I have this problem in the mornings. Our trail sleeping setup (Thermarest NeoAir pads + custom Zpacks bags + Exped UL pillows + GooseFeet Gear down pillowcases) is so wonderfully comfortable—and I’m usually still so unbelievably tired—that when the watch alarm goes off at 5:00AM, I can’t force myself to move. When the second alarm goes off at 5:05AM, I still really, really don’t want to get up. It can take a good twenty minutes before I manage to begin to extricate myself from my wonderful, warm, comfortable bed.
On the morning of Day 80, we were camped just outside the northern boundary of Yosemite National Park, sleeping inside our net tent under our Ray Way tarp. At about 4:45AM, fifteen minutes before the alarm, we were suddenly wide awake. There had been some sort of jolt to the tarp—a branch falling on it? A line snapping and a support pole coming down? I looked around for a collapsed corner but didn’t see any. Looked out each end of the tarp, didn’t see anything.
I pitch the tarp with the side walls a few inches off the ground, so there was a small gap to look through, off to the side. Peering through the net tent mesh, I could see a small ridge of rocks about five yards from the tarp, and there, silhouetted against the morning sky and looking back at the tarp perhaps a bit reproachfully, was a bear. A small bear, but definitely a bear.
That bear just tripped over our tarp, I thought.
I was awake.
The bear had disappeared over the ridge (in the direction of some other tents), but my adrenaline was flowing and I was on high alert for any sort of noise or movement. We’d placed our bear cans (Bear Vaults, clear plastic cylinders with lids that latch in a way that requires opposable thumbs to open, so that while a bear can see and smell your food, in theory it can’t get to it) about 30 yards away. I couldn’t see them from within the net tent, but what I did see in that direction—the opposite direction from where the tarp-tripping bear had just gone—was another freakin’ bear. Same size as the first one—small—but looking straight at me and strolling closer.
Fancypants and I made some noise, and the bear stopped and stared. He (or she?) edged his way around the tarp to follow what I’m assuming was his sibling—I’m guessing they were last year’s cubs? I have no idea how quickly bears grow, but we didn’t want to make too many threatening noises in case Momma Bear was around.
The two of them wandered back past our campsite a few minutes later but didn’t seem all that interested in us. When we went to retrieve our bear cans, we found them tipped over and slobbered on—but intact.
The rest of the day, post-bears, was a phenomenal stretch of hiking. We passed the 1000-mile marker, which felt like a real accomplishment. One thousand miles is a crazy distance to hike.
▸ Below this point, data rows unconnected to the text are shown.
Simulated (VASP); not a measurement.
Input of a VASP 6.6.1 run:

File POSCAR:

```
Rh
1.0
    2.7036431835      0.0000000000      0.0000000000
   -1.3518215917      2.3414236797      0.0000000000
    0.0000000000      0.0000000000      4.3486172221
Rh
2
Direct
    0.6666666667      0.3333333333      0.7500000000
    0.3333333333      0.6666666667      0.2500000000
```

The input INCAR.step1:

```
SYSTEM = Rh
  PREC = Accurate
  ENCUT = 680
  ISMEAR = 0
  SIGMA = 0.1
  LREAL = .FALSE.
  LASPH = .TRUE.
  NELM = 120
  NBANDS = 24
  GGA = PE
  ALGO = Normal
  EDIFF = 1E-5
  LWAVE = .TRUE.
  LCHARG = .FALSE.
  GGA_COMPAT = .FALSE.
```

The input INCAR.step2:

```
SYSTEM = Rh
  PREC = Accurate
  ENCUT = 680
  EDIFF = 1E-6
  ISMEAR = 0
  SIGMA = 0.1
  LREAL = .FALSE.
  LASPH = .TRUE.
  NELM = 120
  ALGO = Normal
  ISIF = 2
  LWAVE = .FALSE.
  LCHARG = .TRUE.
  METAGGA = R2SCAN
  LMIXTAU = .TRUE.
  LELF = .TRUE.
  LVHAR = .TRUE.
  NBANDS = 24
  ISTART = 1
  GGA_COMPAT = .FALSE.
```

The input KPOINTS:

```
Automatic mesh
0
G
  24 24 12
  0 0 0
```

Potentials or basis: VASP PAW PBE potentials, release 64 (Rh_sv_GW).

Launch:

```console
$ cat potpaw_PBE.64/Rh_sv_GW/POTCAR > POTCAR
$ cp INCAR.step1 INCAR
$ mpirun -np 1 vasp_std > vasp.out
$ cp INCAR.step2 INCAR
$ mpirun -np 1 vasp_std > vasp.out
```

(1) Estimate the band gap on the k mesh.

Since leaving Yosemite, the land we are walking through has changed. Granite domes and thick forest are replaced by bare, rocky brown crests and expansive views. The smells are sunscreen, DEET, and wildfire smoke, and when we’re down in the trees the sound of cicadas adds at least ten degrees to the already warm air.
As we continue north we walk into a completely unexpected landscape: it looks almost Martian, rocky slopes with patches of snowfield and stubby white pines. Blue lakes and green valleys far below as we walk just below red and black cliffs with views of mountain ranges in every direction. It is strange and different and unlike anything I’ve ever seen in California—and I had no idea it was here.
We camp just south of Sonora Pass on a small rise, surrounded by hills covered in wildflowers.